Writing for the NYTimes, Jon Caramanica keeps it factual and reflective with no reference to he who shall not be mentioned. Link
Together, Guru and DJ Premier made archetypal East Coast rap, sharp-edged but not aggressive, full of clear-eyed storytelling and suavely executed, dusty sample-driven production. In the early 1990s, as hip-hop was developing into a significant commercial force, Gang Starr remained committedly anti-ostentatious. As a lyricist, Guru was often a weary moralist weighed down by the tragedy surrounding him, though the group’s music was almost always life-affirming, never curmudgeonly.
From a young age, Guru had been “creative like crazy,” his sister Tricia Elam said. “Dynamic and curious, eager and ambitious.” But his artistic impulses didn’t neatly line up with his middle-class upbringing.
Guru’s father, Harry Elam, was the first black judge in the Boston municipal courts, and his mother, Barbara, was the co-director of library programs in the Boston public school system. Before beginning his rap career in earnest, Guru graduated from Morehouse College in Atlanta in 1983 and took graduate classes at the Fashion Institute of Technology in Manhattan. He worked briefly as a social worker.
Leaving school to pursue a rap career flummoxed his family, said Guru’s brother, Harry Jr. “I was on my way to becoming a professor, and my brother is dropping out of grad school, and I’m saying, ‘What are you doing?’ But he believed in it and followed it through.”
Sarah Rodman’s piece includes quotes from past collaborator Branford Marsalis and author Brian Coleman.
Marsalis, whose work appeared on two of the “Jazzmatazz” releases, remembered Elam today as a “very creative guy” and if not the most technically gifted rapper, a unique one whose style worked perfectly in the idiosyncratic Gang Starr framework.
“The group itself had a sound, and you really couldn’t imagine any other rapper” but Elam rhyming on top, Marsalis said. “It’s like Keith Richards. Nobody is going to remember him as the world’s greatest guitar player, but when you needed an iconic lick for you song, he’s your guy. That’s what Guru did; his sound really set it off.”

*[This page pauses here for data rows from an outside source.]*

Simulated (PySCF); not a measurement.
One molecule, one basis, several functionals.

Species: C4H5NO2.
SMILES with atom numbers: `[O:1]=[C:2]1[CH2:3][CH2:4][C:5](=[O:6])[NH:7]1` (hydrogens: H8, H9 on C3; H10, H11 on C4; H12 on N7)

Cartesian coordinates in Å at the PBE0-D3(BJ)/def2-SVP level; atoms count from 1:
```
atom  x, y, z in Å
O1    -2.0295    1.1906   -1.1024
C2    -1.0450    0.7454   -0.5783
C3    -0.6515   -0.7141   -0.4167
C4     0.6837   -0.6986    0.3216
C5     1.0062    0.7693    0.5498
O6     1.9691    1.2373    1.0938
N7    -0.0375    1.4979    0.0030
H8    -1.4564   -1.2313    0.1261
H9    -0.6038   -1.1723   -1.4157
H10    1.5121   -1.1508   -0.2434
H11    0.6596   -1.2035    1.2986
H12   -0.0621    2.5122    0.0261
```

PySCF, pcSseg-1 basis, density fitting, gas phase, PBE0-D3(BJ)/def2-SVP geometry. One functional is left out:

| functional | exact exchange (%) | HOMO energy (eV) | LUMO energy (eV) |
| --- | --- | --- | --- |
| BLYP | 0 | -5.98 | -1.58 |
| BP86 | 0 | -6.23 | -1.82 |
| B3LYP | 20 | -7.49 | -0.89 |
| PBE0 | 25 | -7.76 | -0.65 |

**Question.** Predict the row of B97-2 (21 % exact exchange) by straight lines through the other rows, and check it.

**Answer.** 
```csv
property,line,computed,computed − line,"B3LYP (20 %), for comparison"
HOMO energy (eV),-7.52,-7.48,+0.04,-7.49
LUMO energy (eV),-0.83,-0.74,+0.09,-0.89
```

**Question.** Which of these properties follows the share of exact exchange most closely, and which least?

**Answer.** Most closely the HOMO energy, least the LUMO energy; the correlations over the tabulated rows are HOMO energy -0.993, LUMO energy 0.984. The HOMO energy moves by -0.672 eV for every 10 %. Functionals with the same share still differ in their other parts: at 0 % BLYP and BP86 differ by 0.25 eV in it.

Brian Coleman, a Boston-based author of the hip-hop compendium “Check the Technique,” said he considers Gang Starr to be in the top tier of rap groups, even though the duo didn’t attain the multiplatinum status of some who followed its lead.
“In a weird way he was a brag rapper with humility,” Coleman said. “The way that Guru rhymed, it was never on a pedestal. They just had that kind of an impact where anyone who ever heard them could never really think about approaching a song the same way after that, and that’s the sign of a truly legendary, ground-breaking group.”